One Year Later, One Year Stronger

This is an important day for me (which is why this could not wait until Tuesday). One year ago today, I was in a car accident. This is my story:

I was driving home after being with some friends from church, helping them work on a project. I was driving north on US 31 (in Indianapolis) when I noticed my fuel was running low so I decided to stop for gas.I turned into the Speedway on 31 and Edgewood. I filled up my gas tank to about 3/4 of the way (I had a 2003 Mitsubishi Outlander and there was a defect in them. They had a hole near the top of the gas tank, so if it got filled to a certain point, gas would leak out and make the whole car smell like gas). I pulled back out onto Edgewood and turned on my signal to turn left onto 31 to continue going home. There was one car in front of me, and nobody else on the other side of the intersection at Edgewood. The light turned green, and the car in front of me turned left. I was following suit and was about halfway through my turn when I heard a sound I’ll never forget. I can’t describe it (those of you who have been in a car accident know what I’m talking about). I saw my windshield crack, and the next thing I knew I was pulling my face out of the airbag. I gathered my breath and my thoughts and then reached for my phone immediately.

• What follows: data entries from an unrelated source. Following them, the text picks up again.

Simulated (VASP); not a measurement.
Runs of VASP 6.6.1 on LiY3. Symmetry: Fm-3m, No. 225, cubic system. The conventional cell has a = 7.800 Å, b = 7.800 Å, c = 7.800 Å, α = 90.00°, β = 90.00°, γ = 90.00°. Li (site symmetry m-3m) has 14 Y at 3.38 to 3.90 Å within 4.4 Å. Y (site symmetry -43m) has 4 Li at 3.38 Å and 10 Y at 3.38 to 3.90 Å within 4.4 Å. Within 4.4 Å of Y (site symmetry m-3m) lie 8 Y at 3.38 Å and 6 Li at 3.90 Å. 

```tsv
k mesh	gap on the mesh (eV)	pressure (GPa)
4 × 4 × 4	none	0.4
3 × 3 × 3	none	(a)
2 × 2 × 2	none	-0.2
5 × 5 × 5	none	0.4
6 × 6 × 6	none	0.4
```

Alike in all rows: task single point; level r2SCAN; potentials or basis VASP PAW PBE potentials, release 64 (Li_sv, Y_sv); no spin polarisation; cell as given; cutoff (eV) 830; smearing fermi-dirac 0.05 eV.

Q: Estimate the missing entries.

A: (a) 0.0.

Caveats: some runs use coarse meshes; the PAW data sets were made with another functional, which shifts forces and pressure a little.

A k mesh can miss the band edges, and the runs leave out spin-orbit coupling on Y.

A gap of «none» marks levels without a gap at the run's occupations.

“911. What’s your emergency?’

“Um. I was just in a car accident.”

“What’s your location?”

“31 and Edgewood.”

“Okay. Do you need EMS, Fire Department, or Police?”

I looked over at the other driver. I saw that she was not bleeding and did not appear too badly injured, so I said “Just police is fine.”

So I am dispatched to the police department and I repeat the entire conversation again. After I get off the phone with the police dispatcher, I make the hard call.

“Mom, I was just in an accident.”

“Are you okay?!?!”

“I think so. Just a little banged up.”

“Where are you?”

“31 and Edgewood.”

“Okay, honey. I am on my way.”

At this point, I am still sitting in my car in the middle of the intersection trying to make sense of what just happened. There was a guy at Starbucks just down the road who had seen the whole thing and happened to be a crossing guard. He put on his vest and was guiding traffic to flow smoothly. He came over to me and tapped on my window. I opened my door, and he said “You need to get out. I smell something burning.”

I stepped out of my car and I could smell it too. He walked with me to a corner so I would not get hit. As I walked in front of my car, a sob caught in my throat. The front of both cars were pretty well smashed in. There was glass everywhere along with a fluid, which to this day I still believe to be my gasoline. Anyway, I walked over to the corner the guy was guiding me to and stood next to the other girl involved. She was shivering and extremely emotional (I expected myself to be the same way honestly, and I was surprised that I wasn’t). I noticed she was wearing a cheerleading uniform, and I felt horrible for her to be standing out in the cold. I did my best to calm her down by talking about cheerleading.

My dad got there soon after. He made sure I was okay and then started taking the stuff out of my car. After that, he started exchanging insurance and other information with the other girl’s parents. A police officer arrived, and she had us girls get in the squad car so we could stay warm (February is cold and despite the adrenaline running through me, the cold was starting to catch up to me).I had at least two other people mention that they called the police as well (the crossing guard being one of them). So more police show up, and an ambulance. One of the EMT’s walks over to us (still in the squad car). We rolled down the window so we could talk to him and he asked if we were alright. We assured him we were and once he realized neither of us were bleeding or severely injured, he said “Okay. Well it looks like you both are okay, so we are going to leave.” So the EMS departs. I don’t remember if the Fire Department came, but if so, they left by this time too.

So the police gets the statements from both of us girls, and my brain is trying to process it all. Then, finally, we head home. I was shook up and my mom told me I was not required to go to school the next day; however, I knew I still needed to go (I don’t like missing days and there were people that needed to know I was okay). So the next day at school, it all finally caught up with me and I had an emotional breakdown.

The report officially listed the accident as my fault, but I knew that was only because I was turning left and did not have an arrow. I suffered a few bruises and a little bit of airbag and seatbelt burn, but the other girl and I both survived.

I still clench my hands when I go through that intersection. However, that and the memory are the only scars that still remain. I am so grateful for the kind people like the crossing guard and the first cop that arrived (she was technically off-duty but responded anyway). They went out of their way to help two teenage girls cope with a wreck. A couple weeks ago, a friend of mine got in an accident, and I was ready to run out the door and go help her out. I know that if that had happened last year, I would have been concerned, but I would not have known what to do. I am not grateful that I got in an accident, but I am grateful that I am able to learn and grow from that experience. It doesn’t hurt like it used to. After the accident, I would think about what had happened and just break down. And while that is something I will never fully heal from, I know that I would not be where I am today without it. The experiences that shape you may not be what you expect, but every experience is an opportunity to learn from and grow. And that is how terrible things like a car accident make me stronger than I ever was before.